China’s Ministry of Education has officially approved Duke’s campus in China—Duke-Kunshan University. Although the administration has promised to ensure that DKU operates under guiding principles that include academic freedom and open access to information, given China’s legacy of censorship, we have serious doubts that Duke can live up to that commitment.
In China, constraints on academic freedom are the norm. Recently, Xia Yeliang—a Chinese economics professor at the University of Peking who is known for holding liberal views—was suddenly and unexpectedly told that he would face a faculty vote to determine whether or not he could remain at the university. As silence resonated among his Chinese colleagues, faculty from Wellesley College—which plans to partner with the University of Peking—spoke out to defend Yeliang, threatening to terminate Wellesley’s proposed venture if Yeliang were to be dismissed for political reasons.

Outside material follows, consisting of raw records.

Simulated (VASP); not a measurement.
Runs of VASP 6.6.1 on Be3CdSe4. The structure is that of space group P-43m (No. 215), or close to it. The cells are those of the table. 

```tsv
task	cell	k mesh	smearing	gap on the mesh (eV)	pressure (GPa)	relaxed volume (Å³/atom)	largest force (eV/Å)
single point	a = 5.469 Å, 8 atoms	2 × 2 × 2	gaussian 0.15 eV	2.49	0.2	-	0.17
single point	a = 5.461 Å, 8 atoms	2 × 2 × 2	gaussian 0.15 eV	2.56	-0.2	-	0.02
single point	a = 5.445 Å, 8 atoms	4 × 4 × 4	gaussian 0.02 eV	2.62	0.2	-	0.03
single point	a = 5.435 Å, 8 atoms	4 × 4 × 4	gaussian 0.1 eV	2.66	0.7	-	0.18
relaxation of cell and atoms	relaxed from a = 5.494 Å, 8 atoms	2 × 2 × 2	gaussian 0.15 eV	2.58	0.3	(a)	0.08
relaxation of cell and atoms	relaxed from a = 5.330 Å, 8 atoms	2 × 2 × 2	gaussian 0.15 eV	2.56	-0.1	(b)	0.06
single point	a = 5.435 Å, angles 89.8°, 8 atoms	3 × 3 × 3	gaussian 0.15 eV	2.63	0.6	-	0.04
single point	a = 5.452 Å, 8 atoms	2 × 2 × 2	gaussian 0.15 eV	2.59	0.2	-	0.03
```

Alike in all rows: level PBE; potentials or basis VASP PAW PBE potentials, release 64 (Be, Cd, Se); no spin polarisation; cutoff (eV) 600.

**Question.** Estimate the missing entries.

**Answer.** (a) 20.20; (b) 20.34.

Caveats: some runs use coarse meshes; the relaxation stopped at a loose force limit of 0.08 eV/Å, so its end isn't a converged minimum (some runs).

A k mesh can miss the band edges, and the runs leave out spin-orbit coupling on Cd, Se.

Although Yeliang's predicament has gained considerable attention in American academic circles, it is only one in a series of alarming crackdowns. In June, Chinese dissident Chen Guangcheng claimed that New York University pressured him to leave the university because his activism was straining ties with China. Although NYU—which has a campus in Shanghai—denies the allegations, the incident raises questions about the level of academic freedom U.S. universities can expect to maintain in China.
Additionally, the Chinese government recently banned classroom discussion on issues like “universal rights” and “freedom of press.” Given prohibitions like these, we remain unsure how Duke will protect DKU from China’s seemingly non-negotiable limits on academic freedom.
Although we have expressed concerns about DKU in the past, the administration’s practiced evasion of substantive conversations about academic freedom at DKU dissolves any confidence we might have had in an intellectually open Kunshan. Can we really expect Duke to maintain academic freedom in the face of repression and censorship? Are we simply to accept Brodhead’s hollow assurance that DKU will require the highest level of academic freedom? Should Duke follow Wellesley’s lead and back out of the partnership?
Because Duke has already poured time and money into DKU, it is extremely unlikely that the administration will pull away from the project. There may still be some hope for DKU though. In the best case scenario, DKU could provide a more open space for academic exchange, beginning to pry open, however modestly, what is now a hermetically sealed academic culture in China.
Given the overwhelming evidence of censorship in Chinese academic culture, however, there is little reason to think that DKU will remain immune to constraints on academic freedom. President Richard Brodhead’s rhetoric—particularly his emphasis on “guiding values,” as opposed to strict standards—suggests the administration recognizes the impossibility of full academic freedom at DKU.
We therefore ask Brodhead to abandon empty rhetoric and wishful thinking and confront the issue of academic freedom squarely. In our view, the administration has an obligation to communicate clearly with the community about how it plans to protect and promote academic freedom at DKU, and we ask only for frank and substantive answers to the concerns raised by community members.
Correction: A previous version of this Editorial stated that the University spent $260 million on Duke Kunshan University, when the real number is closer to $10 million. The Chronicle regrets the error.